Massey agribusiness expertise applied to Indonesia
Massey University is lending its expertise to help Indonesian farmers build capability and to realise long-term sustainable development goals. The four year Indonesian agribusiness development project was launched on the 22nd February at the University of Mataram on the island of Lombok, east of Bali.
The Ministry of Foreign Affairs and Trade have contributed $4.2 million to the project via the New Zealand Aid Programme. This support will enable farmers to build infrastructure, improve productivity and create new business, drawing on the best of New Zealand’s agricultural expertise.
From left, New Zealand ambassador to Indonesia Dr Trevor Matheson, the University of Mataram rector From left, Massey College of Sciences Pro Vice-Chancellor Professor Ray Geor, New Zealand ambassador to Indonesia Dr Trevor Matheson, the University of Mataram rector Professor Sunarpi, 2nd Assistant to the Governor of NTB Province, Vice Bupati North Lombok District, Head of Agriculture for the District of Dompu and Massey University Associate Professor Chris Anderson.
Massey University in partnership with the University of Mataram will integrate the latest tools and technologies into existing corn and cattle and fresh fruit and vegetable farming systems in the districts of Dompu on the island of Sumbawa and North Lombok on the island of Lombok.
This includes integrating cropping and dry-lot cattle production systems that will improve year round production efficiencies. Teams will work with farmers to implement innovations that allow farmers to better meet standards and sell bulk lots of their grain. The development of quality standards for fresh fruit and vegetables and pack houses for fresh products will allow local farmers to supply high-end hotels on Lombok’s north west coast.
Off the farm, agribusiness specialists from Massey University, working with University of Mataram counterparts, will facilitate increased communication between farmers, banks and sellers through agribusiness service centres in Dompu and North Lombok.
Associate Professor Chris Anderson from Massey’s Institute of Agriculture and Environment says the project is a “win-win”.
“This is a great example of globally-relevant agribusiness that will create opportunities for both Indonesian farmers and Massey-trained graduates. There are also some exciting research opportunities to showcase the best of New Zealand science and technology.”

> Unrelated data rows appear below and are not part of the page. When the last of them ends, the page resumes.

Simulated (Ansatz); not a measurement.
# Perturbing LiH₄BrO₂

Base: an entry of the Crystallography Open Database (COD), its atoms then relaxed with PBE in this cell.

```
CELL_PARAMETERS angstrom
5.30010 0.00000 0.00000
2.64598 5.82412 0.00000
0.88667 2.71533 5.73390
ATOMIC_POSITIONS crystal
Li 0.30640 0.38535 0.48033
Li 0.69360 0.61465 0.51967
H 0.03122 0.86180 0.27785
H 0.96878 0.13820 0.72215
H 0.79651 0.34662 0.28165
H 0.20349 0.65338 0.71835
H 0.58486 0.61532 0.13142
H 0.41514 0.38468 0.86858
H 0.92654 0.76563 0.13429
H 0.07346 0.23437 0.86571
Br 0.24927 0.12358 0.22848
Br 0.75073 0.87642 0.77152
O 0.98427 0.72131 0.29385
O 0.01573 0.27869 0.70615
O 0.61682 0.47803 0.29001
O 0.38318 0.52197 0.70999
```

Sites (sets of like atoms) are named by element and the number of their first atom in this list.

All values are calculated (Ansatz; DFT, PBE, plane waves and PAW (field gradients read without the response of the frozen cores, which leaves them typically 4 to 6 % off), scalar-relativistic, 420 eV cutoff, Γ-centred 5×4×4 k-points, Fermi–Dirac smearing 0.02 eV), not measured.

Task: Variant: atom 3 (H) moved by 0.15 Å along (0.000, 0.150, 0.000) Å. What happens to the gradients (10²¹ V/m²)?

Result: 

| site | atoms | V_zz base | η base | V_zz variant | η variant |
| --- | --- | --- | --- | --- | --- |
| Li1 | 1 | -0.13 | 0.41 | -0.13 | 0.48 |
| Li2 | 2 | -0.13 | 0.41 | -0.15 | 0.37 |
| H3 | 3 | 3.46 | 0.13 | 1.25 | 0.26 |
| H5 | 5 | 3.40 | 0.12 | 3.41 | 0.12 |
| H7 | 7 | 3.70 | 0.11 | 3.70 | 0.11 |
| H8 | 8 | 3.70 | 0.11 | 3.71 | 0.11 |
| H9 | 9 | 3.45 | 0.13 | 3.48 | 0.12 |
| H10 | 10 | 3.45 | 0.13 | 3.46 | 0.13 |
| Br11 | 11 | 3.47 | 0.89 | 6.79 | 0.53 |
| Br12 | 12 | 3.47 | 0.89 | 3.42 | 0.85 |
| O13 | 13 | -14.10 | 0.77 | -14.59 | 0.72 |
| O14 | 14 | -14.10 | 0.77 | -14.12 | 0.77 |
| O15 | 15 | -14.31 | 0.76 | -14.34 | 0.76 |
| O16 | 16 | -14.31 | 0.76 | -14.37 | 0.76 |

Director of Agrifood Business Professor Claire Massey says the project is about applying Massey’s knowledge in agrifood-business to real-world initiatives. “We’re creating mutually beneficial relationships which will address some of the major challenges facing Indonesian farmers. It’s just one of the ways we’re [Massey] providing thought leadership worldwide.”
Dignitaries attending the launch were Massey College of Sciences Pro Vice-Chancellor Professor Ray Geor, New Zealand ambassador to Indonesia Dr Trevor Matheson, the University of Mataram rector and the Governor of the east Indonesian province of Nusa Tenggara Barat.